Tromp's solvers

dear ivianoo,

has installation guides for Linux, Mac Os X, and Windows.

-John

1 Like

I think I contacted all contributors of >= 0.05 BTC.
Anyone else who would like a full or partial refund, please send me a private message.

I ran a few benchmarks on a Intel(R) Core™ i7-3770 CPU @ 3.40GHz running Debian. It’s a 4-core processor with hyperthreading accessing 4 sticks of 4GB 1600MHz DDR3 memory. Three benchmarks were on native machine, two were in a Ubuntu VM. Three benchmarks were made with multithreaded solver, two were with multiple instances of singlethreaded solvers. Parameters for solvers were -n 1000 -r 200, producing 390 solutions.

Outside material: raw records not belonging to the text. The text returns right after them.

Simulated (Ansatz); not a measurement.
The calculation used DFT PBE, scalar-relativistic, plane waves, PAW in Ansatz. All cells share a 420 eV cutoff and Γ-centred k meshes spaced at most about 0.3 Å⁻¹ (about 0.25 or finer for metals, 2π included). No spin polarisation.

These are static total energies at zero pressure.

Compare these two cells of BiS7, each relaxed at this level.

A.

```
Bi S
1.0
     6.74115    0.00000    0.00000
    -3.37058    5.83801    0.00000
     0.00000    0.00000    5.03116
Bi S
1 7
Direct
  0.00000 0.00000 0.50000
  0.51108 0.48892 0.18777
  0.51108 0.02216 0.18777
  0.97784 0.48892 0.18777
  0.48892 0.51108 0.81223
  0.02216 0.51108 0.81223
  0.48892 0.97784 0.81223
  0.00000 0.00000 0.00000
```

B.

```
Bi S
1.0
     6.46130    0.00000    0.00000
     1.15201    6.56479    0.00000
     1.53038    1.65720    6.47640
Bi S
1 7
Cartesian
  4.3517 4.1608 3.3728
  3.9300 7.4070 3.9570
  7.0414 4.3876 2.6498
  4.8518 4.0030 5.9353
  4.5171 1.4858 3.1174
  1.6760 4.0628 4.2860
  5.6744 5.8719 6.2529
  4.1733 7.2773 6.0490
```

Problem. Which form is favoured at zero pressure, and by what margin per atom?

  • There is no benefit from going from 4 to 5 processors (engaging hyperthreading) - in case of equi solver it actually produces worse results. Increasing the number of processors further has a larger effect on the multithreaded solver but little on the singlethreaded solver.
  • There is a large difference between VM and native solving, making native solving much preferred to VM solving. On the same machine the benchmarks using zcash-cli zcbenchmark solveequihash 30 produced very similar results natively and inside the VM, around 0.17H/s. Tests using zcash-miner connected Suprnova pool confirmed this. With this solver, using just 2 native processes is faster than running 4 cores inside the VM (and actually using 4 cores on the host). Running 4 cores natively outperforms running 4 cores in the VM by a factor of 1.8.
  • In all cases running N instances of singlethreaded solver is faster than running N threads of the multithreaded solver.
  • If this solver makes its way into a standalone miner, I’ll use 4 singlethreaded solvers. This still leaves a bit of processing power for other operations and uses half the memory as compared to using 8 processes, for which the gain of 8% is almost negligible. I suspect that any high-performance solver will show the same behaviour.
4 Likes

@JanKalin Are you able to integrate equihash algo into zcash daemon code?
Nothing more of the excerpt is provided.